Chronology of a frame-up

8/19/89 After a car chase, Roderick "Cooley" Shannon, 17, is beaten and shot to death in the parking lot of a grocery store located on the corner of Leland and Rutland Streets in Visitacion Valley.

10/3/90 Antoine Goff and John J. Tennison stand trial in San Francisco Superior Court for the killing. Both claim innocence. The prosecution's case is built on the constantly mutating eyewitness testimony of two young girls, Masina Fauolo, 14, and Pauline Maluina, 12.

10/31/90 The jury convicts both men.

11/7/90 Lovinsky Ricard is picked up on a warrant unrelated to the shooting. Unprompted, he admits to slaying Shannon. Police release Ricard and sit on his confession for six months.

6/20/91 A judge sentences Goff to 27 years to life in state prison; Tennison gets 25 years to life. In the years that follow, deputy public defender Jeff Adachi, Diana Samuelson, and several other lawyers doggedly continue to fight on behalf of the two men.

7/2/92 Defense lawyers learn of Chante Smith. Smith witnessed the killing, fingered Ricard as the killer, and exonerated Tennison and Goff. She had told her story to police before trial, but notes from her interview were never disclosed to the defense.

8/18/93 Smith is given a polygraph test. Her statements about the killing are found to be truthful.

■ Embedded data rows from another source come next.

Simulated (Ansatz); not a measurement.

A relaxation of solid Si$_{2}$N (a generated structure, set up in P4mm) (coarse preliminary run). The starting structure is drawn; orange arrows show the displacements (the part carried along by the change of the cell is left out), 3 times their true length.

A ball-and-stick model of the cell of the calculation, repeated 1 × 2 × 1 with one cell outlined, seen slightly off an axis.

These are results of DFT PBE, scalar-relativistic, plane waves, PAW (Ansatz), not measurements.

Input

1/17/01 The Bay Guardian publishes "The Hardest Time," an exposé of the case strongly suggesting that Tennison and Goff are innocent. The story points out major inconsistencies in the statements of Faoulo and Maluina and numerous other flaws in the prosecution case. In the wake of the story, a team of lawyers at the San Francisco firm Keker and Van Nest take up Tennison's appeals pro bono. Led by Elliot Peters and Ethan Balogh, the team pours thousands of hours into reinvestigating the case, files a mountain of briefs, and interviews Hendrix and Sanders under oath.

1/24/01 Patrick Barnett, a cousin of Roderick Shannon, tells the Bay Guardian he believes Tennison and Goff are innocent.

3/5/03 At the height of the Fajitagate circus, the Bay Guardian reports on new proof of police and prosecutorial misconduct unearthed by Balogh, Peters, and company. The San Francisco Chronicle follows two weeks later with front-page coverage of the fresh allegations.

6/25/03 An investigator for the Keker team tracks down key witness Maluina, who recants her courtroom testimony and accuses the prosecution team of coaching her to lie. The story goes national. The Bay Guardian reveals that Luther Brock, whose murder conviction was voided in 1985, may have been framed by Sanders and Hendrix.

8/26/03 After 10 months, federal Judge Claudia Wilken rules on Tennison's habeas appeal. In a 103-page ruling, she overturns his sentence.

8/29/03 Tennison's mother, Dolly Tennison, is meeting with reporter A.C. Thompson when she gets the phone call: after 13 years, her son is walking out of Mule Creek State Prison. Her eyes are moist as she jogs to her car and heads north to the penitentiary. Goff remains imprisoned but is expected to be freed shortly.